The Court punted, however, on a couple of other interesting issues in the case. First, it did not consider Germany’s argument that federal courts were “obligated to abstain from deciding the case on international comity grounds.” Second, the Court did not address the plaintiffs’ argument that the individuals whose property was taken “were not German nationals at the time of the transaction,” directing the lower courts “to consider this argument, including whether it was adequately preserved below.”
Tuesday, January 26, 2021
Yesterday’s Supreme Court order list included orders in two cases, Trump v. CREW and Trump v. District of Columbia, in which the plaintiffs have alleged that Donald Trump’s business activities while serving as President violated the Emoluments Clauses. In both cases, the Supreme Court granted Trump’s cert petition, vacated the judgment, and remanded with instructions to dismiss the case as moot—citing United States v. Munsingwear, Inc., 340 U. S. 36 (1950). Although the Court provided no further explanation, it appears that these claims were moot because Trump is no longer President. (The cases sought only declaratory and injunctive relief.)

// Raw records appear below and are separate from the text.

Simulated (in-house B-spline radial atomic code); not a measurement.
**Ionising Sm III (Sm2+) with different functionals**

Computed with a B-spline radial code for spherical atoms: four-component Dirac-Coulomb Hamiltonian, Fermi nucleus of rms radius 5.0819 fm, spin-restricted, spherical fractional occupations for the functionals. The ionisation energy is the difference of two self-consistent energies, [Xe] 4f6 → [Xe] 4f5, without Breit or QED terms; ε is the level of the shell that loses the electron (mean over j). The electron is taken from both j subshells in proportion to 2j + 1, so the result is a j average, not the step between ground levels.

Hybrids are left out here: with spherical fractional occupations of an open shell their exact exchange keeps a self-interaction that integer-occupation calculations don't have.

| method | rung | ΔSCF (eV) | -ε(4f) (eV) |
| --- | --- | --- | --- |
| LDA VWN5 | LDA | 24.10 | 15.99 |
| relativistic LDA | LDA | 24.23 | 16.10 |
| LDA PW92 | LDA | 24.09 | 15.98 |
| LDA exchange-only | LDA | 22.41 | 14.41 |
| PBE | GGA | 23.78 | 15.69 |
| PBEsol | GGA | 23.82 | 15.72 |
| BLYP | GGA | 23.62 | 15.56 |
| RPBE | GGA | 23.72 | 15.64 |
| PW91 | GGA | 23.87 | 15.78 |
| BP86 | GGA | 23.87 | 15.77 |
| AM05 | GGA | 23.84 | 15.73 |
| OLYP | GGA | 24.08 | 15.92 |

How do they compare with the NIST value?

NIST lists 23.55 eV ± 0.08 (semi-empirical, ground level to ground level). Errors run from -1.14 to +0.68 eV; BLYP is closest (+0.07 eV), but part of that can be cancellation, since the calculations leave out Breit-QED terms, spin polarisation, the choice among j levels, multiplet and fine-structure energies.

Unfortunately, the Munsingwear mootness vacatur wipes out a thoughtful Fourth Circuit en banc majority opinion rejecting Trump’s petition for a writ of mandamus. One particularly intriguing question—which was one of the questions presented in Trump’s cert petition—is whether the court of appeals may use mandamus to require the district court to certify an order for an interlocutory appeal under 28 U.S.C. § 1292(b). If folks are interested, I discuss that issue—and other questions of appellate jurisdiction that have arisen in the Trump Emoluments litigation—in a recent article that was part of the Akron Law Review’s recent symposium on federal appellate procedure.
Friday, December 18, 2020
Today the Supreme Court issued a decision in Trump v. New York, a case involving the Trump administration’s policy to exclude aliens without lawful status from the 2020 census count. In a per curiam opinion, the majority finds the case to be non-justiciable on standing and ripeness grounds, vacating the district court’s judgment against Trump. It concludes:
At the end of the day, the standing and ripeness inquiries both lead to the conclusion that judicial resolution of this dispute is premature. Consistent with our determination that standing has not been shown and that the case is not ripe, we express no view on the merits of the constitutional and related statutory claims presented. We hold only that they are not suitable for adjudication at this time.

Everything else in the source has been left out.